Anti-together ActiveFinder behaviour

Morning!

I was looking forward to implement model-level cache layer as extension (or even hack) within ActiveRecord. Current implementation of ActiveFinder was a surprise for me. Let's say we have 2 models test[id], super_test[id, test_id].

SuperTest::model()->find() will load all fields of first record. Including test_id. SuperTest::model()->find()->test expected to query one table super_test with test_id field. But it didn't. It joined 2 tables instead. I believe there were strong reasons to do it this way. Maybe difficult cases of "->with()->" or something else. Could you please share them, guys?

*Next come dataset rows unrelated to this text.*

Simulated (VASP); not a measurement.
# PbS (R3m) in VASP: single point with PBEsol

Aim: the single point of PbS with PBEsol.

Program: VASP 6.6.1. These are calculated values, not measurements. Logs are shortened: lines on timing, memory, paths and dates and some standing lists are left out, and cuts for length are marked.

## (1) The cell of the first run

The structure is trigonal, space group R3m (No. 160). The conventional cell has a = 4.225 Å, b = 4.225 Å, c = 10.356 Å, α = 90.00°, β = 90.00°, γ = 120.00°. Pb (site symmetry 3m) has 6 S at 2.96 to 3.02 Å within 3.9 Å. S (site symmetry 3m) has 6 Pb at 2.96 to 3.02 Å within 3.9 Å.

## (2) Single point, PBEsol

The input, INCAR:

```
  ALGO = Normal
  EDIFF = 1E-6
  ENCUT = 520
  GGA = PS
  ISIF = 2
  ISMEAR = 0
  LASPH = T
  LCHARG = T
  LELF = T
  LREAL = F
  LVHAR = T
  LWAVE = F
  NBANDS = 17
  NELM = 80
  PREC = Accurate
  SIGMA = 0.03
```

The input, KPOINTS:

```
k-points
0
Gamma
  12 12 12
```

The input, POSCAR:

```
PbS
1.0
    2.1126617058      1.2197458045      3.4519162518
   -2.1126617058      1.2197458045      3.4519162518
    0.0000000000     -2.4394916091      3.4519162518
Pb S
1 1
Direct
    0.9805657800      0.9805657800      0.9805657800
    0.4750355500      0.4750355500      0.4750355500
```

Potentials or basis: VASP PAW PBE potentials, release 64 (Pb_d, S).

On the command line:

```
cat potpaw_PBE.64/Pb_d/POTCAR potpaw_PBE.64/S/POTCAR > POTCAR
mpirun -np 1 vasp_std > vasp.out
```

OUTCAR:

I trust we could just run one-table query in most cases. This way is faster and easier to handle with caching. With explanation I could implement switches in correct places, add cache layer and propose diff which could help others.

Either I wonder if there well way to add database-connection switch functionality in concrete model depending on some function or anything. Second thing I really miss in current ActiveRecord implementation is sharding support. And probably there's way to do it without strictly changing AR code. I didn't find it. Going to share result too.

We are going to base on yii in extremely high-loaded project. And alternatives' list is completely empty. You are doing great work with Yii.

Nice find! Could you please create a ticket regarding optimizing the lazy load by not using JOIN query? We will implement this in 1.1 release.

Could you explain what "sharding support" is?

Unfortunately 1.1 release is so far away :. We have deadline in project right in december :]. I'll try to implement this feature in 1.0.6 and create ticket right after, including diff attachment. Next step gonna be model-cache layer implementation becoming increadibly easy.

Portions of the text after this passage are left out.